LAS VEGAS – TV has a bright future, but it’s downright difficult to predict just what platforms, services and trends will be dominant a few years down the road, according to media and entertainment executives.
That was one big takeaway from “The Future of TV” conference session held Jan. 10 at the 2018 Consumer Electronics Show (CES).
“The definition of what we call television has expanded — to mobile to tablet to live content to on-demand content to short-form, mid-form, long-form,” Erin McPherson, head of content strategy-acquisitions and programming at Verizon, said. That’s one big reason why she agreed with fellow panelist Neal Mohan, chief product officer at YouTube, that TV is experiencing a “golden age” right now, she said.
“What excites me most – and also, I think, keeps me up at night – is that it’s up to all of us in this room and on this stage to kind of disrupt ourselves so that the consumer ends up winning or, as we’ve seen, the consumer just goes and finds what they want” on their own, she said, adding: “We stand to be at the forefront of actually giving consumers content when they want it, how they want it across screens.”
Brian Sullivan, president and COO of Fox Networks Group, has spent most of his career at Sky in Europe, and, there, “we constantly tried to predict what the future of our business was, so that we could prepare for it and be ready for it,” he said. “And we were wrong every time,” he told the conference, adding: “You can’t predict what the future is. Anybody who tries to is fooling themselves. Anybody who thinks they know the future is lying to themselves.” You need to instead prepare for change and “make sure you have as much control over your destiny and whatever you create as possible,” he said.
PwC found in a recent study that despite the massive amount of content available now via pay-TV and over-the-top services, 62% of respondents indicated that they struggled to find something to watch, moderator Todd Supplee, a partner at PwC, noted.
Although Supplee referred to that as “mounting” viewer frustration, Sullivan countered that he didn’t know if that was truly a growing issue. Although “clearly there’s a huge navigation and discovery issue that we have” now, Sullivan conceded, he said “navigation has always been an issue.” TV service providers must just keep experimenting with ways to make it easier for viewers to find content and, ultimately, consumers will communicate what they prefer, he said.

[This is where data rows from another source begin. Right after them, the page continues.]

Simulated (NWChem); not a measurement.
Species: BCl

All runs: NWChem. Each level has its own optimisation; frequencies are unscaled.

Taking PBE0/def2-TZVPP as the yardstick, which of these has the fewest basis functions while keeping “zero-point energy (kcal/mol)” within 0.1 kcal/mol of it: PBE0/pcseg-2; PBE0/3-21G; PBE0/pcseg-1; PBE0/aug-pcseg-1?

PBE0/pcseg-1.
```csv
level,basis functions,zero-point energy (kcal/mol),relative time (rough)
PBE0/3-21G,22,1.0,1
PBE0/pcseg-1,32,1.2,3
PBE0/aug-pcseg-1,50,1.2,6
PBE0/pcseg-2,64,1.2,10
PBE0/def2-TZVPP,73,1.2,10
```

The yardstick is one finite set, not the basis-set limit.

YouTube has found success helping viewers find the content they want to see by using machine learning and artificial intelligence to learn what kind of content each viewer prefers, Mohan said. In fact, “over 70 percent of the watch time on our platform is actually driven by recommendation” now, he said.
Asked at the conclusion of the panel, what the panelists saw as things that had a future or were just fads, they agreed that linear TV had a future (especially when factoring in sports), despite the increasing number of people cutting the cord with their traditional pay-TV services.
They were split on the future of DVRs, although Sullivan noted that people are slow to change their ways. Five years from now, many consumers may still have DVR set-top boxes, even though they may rarely ever even use them anymore by then, he said. The panelists were also spit on the future of augment, mixed and virtual reality.